# Work

Imagine a black box^{8}, containing a gasoline-powered engine, which is designed to reel in a steel cable of length *d*, exerting a certain force *F*.

If we use this black box was to lift a weight, then by the time it has pulled in its whole cable, it will have lifted the weight through a height *d*. The force *F* is barely capable of lifting a weight *m* if *F*=*mg*, and if it does this, then the upward force from the cable exactly cancels the downward force of gravity, so the weight will rise at constant speed, without changing its kinetic energy. Only gravitational energy is transferred into the weight, and the amount of gravitational energy is *mgd*, which equals *Fd*. By conservation of energy, this must also be the amount of energy lost from the chemical energy of the gasoline inside the box.^{9}

Now what if we use the black box to pull a plow? The energy increase in the outside world is of a different type than before: mainly heat created by friction between the dirt and the ploughshare. The box, however, only communicates with the outside world via the hole through which its cable passes. The amount of chemical energy lost by the gasoline can therefore only depend on *F* and *d*, so again the amount of energy transferred must equal *Fd*.

The same reasoning can in fact be applied no matter what the cable is being used to do. There must always be a transfer of energy from the box to the outside world that is equal to *Fd*. In general, when energy is transferred, we refer to the amount of energy transferred as *work*, *W*. If, as in the example of the black box, the motion of the object to which the force is applied is in the same direction as the force, then *W*=*Fd*.

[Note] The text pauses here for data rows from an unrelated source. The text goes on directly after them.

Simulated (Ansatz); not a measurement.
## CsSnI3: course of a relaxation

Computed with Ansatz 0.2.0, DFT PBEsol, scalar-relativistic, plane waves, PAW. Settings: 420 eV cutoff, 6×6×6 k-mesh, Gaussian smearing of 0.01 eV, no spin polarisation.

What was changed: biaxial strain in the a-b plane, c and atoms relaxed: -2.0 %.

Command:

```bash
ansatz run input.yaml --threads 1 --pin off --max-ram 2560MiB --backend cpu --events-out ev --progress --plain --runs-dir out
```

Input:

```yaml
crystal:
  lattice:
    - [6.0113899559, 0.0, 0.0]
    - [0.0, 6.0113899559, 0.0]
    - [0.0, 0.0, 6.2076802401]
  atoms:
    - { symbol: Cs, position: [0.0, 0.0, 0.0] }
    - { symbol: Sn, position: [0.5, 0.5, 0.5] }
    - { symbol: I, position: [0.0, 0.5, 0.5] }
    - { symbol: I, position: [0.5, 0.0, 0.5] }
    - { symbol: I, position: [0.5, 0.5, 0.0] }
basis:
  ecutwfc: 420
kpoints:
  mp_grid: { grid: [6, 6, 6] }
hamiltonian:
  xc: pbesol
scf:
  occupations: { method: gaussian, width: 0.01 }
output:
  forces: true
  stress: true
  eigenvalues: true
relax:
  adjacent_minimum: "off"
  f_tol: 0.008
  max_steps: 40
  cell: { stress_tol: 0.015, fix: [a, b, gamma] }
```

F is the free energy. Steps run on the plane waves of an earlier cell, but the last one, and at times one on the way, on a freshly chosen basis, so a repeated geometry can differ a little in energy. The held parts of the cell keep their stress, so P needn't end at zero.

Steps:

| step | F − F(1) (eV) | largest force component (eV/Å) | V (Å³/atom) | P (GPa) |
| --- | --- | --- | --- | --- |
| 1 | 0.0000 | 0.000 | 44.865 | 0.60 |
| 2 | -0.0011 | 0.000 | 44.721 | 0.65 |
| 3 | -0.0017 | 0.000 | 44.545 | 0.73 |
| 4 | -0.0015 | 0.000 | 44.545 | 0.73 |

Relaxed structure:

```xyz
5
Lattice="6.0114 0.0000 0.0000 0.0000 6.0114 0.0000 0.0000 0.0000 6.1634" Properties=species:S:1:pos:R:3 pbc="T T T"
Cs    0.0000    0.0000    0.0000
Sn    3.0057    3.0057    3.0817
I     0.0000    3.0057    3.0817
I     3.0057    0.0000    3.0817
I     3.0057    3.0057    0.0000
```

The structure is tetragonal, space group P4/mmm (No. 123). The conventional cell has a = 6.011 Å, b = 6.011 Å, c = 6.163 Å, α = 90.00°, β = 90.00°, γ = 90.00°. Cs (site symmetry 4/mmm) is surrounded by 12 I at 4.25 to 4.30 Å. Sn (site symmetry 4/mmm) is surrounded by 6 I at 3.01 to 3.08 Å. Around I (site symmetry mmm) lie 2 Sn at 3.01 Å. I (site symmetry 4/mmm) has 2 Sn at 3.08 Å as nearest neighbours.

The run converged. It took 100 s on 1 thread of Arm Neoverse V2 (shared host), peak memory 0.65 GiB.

If the motion is in the opposite direction compared to the force, then *W*=-*Fd*; the negative work is to be interpreted as energy removed from the object to which the force was applied. For example, if Superman gets in front of an oncoming freight train, and brings it to a stop, he's decreased its energy rather than increasing it. In a normal gasoline-powered car, stepping on the brakes takes away the car's kinetic energy (doing negative work on it), and turns it into heat in the brake shoes. In an electric or hybrid-electric car, the car's kinetic energy is transformed back into electrical energy to be used again.